Managers

In order to keep the calculation of Terminations, Rewards and Observations as modular as possible, we created a Term-Manager-Architecture. This means all three, Observation-, Reward-, and Terminationmanager hold terms, which implement the actual calculation. Each manager has a list of Terms and puts together into one unified output.

All managers extend trackmania_env.manager.Manager and all Terms extend trackmania_env.manager.ManagerTerm. These baseclasses mostly implement the passing of the environment-variable, as each Manager and Term is given an instance of the environment after instanciation, which it can access using self.env. This is very useful for accessing position-buffers (or other) and the ReferenceLineManager of the envrionment.

The calculation-interface is implemented by the specific Term, i.e. ObservationTerm.

Observation-Manager trackmania_env.observations.observation_manager.ObservationManager

The observation manager consists of a list of ObservationTerm. At the beginning of the step method, the observation is given the raw-observations by the environment, which he then propagates to all its Observation-Terms. These then return the processed observations.

Observation-Spaces

The observation-manager supports two types of observation-spaces, a Dictionary-Observation-Space and a Box-Observation-Space. In case of the dictionary observation space, the keys of the dictionary are the names of the observation-terms and the valuse are the processed observation by this term. In case of the Box-Observationspace the collection functions similar to the Dictionary-Observation but the Observation-Manager flattens and stacks the Observations into a single Box-Observation.

It is also possible to switch between observation spaces outside of the environment (this may be useful for storing Box-Observation in a replay-buffer, but using Dictionary-Observation in a feature-extractor). To switch the space of the Observation after obtaining it from the environment use:

from trackmania_env.utils.spacetransform import SpaceTransformer
obstransform = SpaceTransformer.get_instance()
# get a box observation, turn it into dictionary and back into box (vectorized case)
boxobs, _, _, _, _ = tm_env.step(action)
obsdict = obstransform.numpy_to_dict_vectorized(o)              # dict_to_numpy(..) (non-vectorized)
backtoboxobx = obstransform.dict_to_numpy_vectorized(obsdict)   # numpy_to_dict(..) (non-vectorized)

Vectorized Observations

In case of training vectorized, both the Dictionary-Observation-Space and a Box-Observation-Space, are vectorized in the first dimension, i.e. have sahpe (N, obs_dim) in case of the Box-Space and (N, ...) for each observation-term in case of the Dictionary-Space. N is the number of environments.

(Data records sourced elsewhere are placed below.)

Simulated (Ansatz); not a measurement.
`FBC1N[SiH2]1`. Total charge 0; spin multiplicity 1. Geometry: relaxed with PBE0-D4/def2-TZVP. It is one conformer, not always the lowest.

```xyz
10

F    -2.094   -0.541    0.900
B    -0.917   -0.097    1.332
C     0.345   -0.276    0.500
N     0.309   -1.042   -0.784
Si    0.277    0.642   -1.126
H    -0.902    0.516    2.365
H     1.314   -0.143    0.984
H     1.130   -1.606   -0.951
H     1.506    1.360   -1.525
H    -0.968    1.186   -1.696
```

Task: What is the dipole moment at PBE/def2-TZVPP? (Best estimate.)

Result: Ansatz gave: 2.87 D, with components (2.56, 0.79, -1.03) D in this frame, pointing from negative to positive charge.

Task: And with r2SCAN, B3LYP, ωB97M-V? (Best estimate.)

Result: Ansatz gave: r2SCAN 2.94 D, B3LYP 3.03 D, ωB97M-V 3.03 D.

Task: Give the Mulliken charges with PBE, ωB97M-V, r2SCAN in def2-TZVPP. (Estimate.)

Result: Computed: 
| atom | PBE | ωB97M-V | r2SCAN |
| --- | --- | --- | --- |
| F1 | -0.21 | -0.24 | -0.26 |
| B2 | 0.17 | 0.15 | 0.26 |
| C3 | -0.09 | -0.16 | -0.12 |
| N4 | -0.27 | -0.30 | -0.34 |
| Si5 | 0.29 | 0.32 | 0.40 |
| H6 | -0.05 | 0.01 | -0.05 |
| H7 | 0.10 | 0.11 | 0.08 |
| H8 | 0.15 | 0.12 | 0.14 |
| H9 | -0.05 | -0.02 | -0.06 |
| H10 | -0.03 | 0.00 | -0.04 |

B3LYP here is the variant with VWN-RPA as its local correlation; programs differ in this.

Observation-Term observations.observation_term.ObservationTerm

Every obsertvation term implements this abstract class, where the most important method are _get_obs(obs) and _normalize(obs). The observation-collection inside the observation-term works like this:

obs, info = self._get_obs(raw_observations, **kwargs)   #this needs to be implemented by every term
if self.normalize:  
    obs = self._normalize(obs)                          #this needs to be implemented by every term
return obs, info

Other methods in the abstract class like flatten(), get_flatten_dim(), get_native_shape() exist in order to flatten and potentially rebuild the observation-term, like so:

flattened_obs = obsterm.flatten(native_obs)
assert flattened_obs.shape[0] == obsterm.get_flatten_dim()
native_obs = flattened_obs.reshape(obsterm.get_native_shape())

This is necessary in order to switch between Dictionary- and Box-Observation-Space. Feel free to take a look at one of the implemented ObservationManagers in observations.implementations on how a Observation-Manager is instanciated.

Special Observationterms

  • VectorlikeTerm : If the native shape of an Observation-Term is (N,), then it can extend this class. This class already implements flatten(), get_flatten_dim(), get_native_shape().
  • GroupedObservationTerm : This is a grouping term for VectorlikeTerm, which is mostly used in Instanciation of the Observation-Manger. It is especially useful if you want to process observations in the same Encoder, like e.g. all car-related metadata.

Reward-Manager trackmania_env.rewards.reward_calculation.RewardCalculator

The reward manager basically sums the rewards of all of its term together. The weights (as of course the sum is a weighed sum of rewards), are applied by the term individually.

rew = 0
for term in self.reward_terms:
    termvalue = term.calculate_reward_term(raw_obs, processed_obs, rf, ot)
    rew += termvalue
return rew

rf == race finished (boolean), ot == other terimations (dictionary)

Reward-Term rewards.reward_calculation.RewardTerm

Every reward-term needs to implement _get_term(raw_obs, processed_obs, rf, ot) which calculates the reward using its input, the environment or nothing (i.e. static 'alive'-rewards). This calculation is then used by the RewardTerm-class to be clipped and weighted:

termval = self._get_term(observations, processed_obs, rf, ot)
clipped_val = np.clip(termval, a_min = self.clip_min, a_max=self.clip_max)
return clipped_val * self.weight

Reward-Normalization rewards.normalizer.RewardNormalizer

If you set normalization of reward to true, this noramlizes the rewards using running average and variance

\[ \frac{r - \mu}{\sqrt{\sigma} + \varepsilon}. \]

Update Running average and variance after normalizing.

Termination-Manager trackmania_env.terminations.termination_maanger.TerminationManager

The termination manager also collects its reward terms and builds two final outputs; terminated and truncated each term returns a tuple of both, specifying if any is true. One speciality about the termination manager is that it has two default terms:

  • stuck : Terminates the episode if the car is stuck for a certain amount of environment-step (stuck is defined by not moving for more than a specified amount of abosolute distance, can be changed in config. This is actually calculated in the position buffer of the environment by moved_more_than_threshold.).
  • timeout : Maximal number of environment step before the episode terminates (necessary in every MDP, if you seriously want to avoid it, set it to a billion).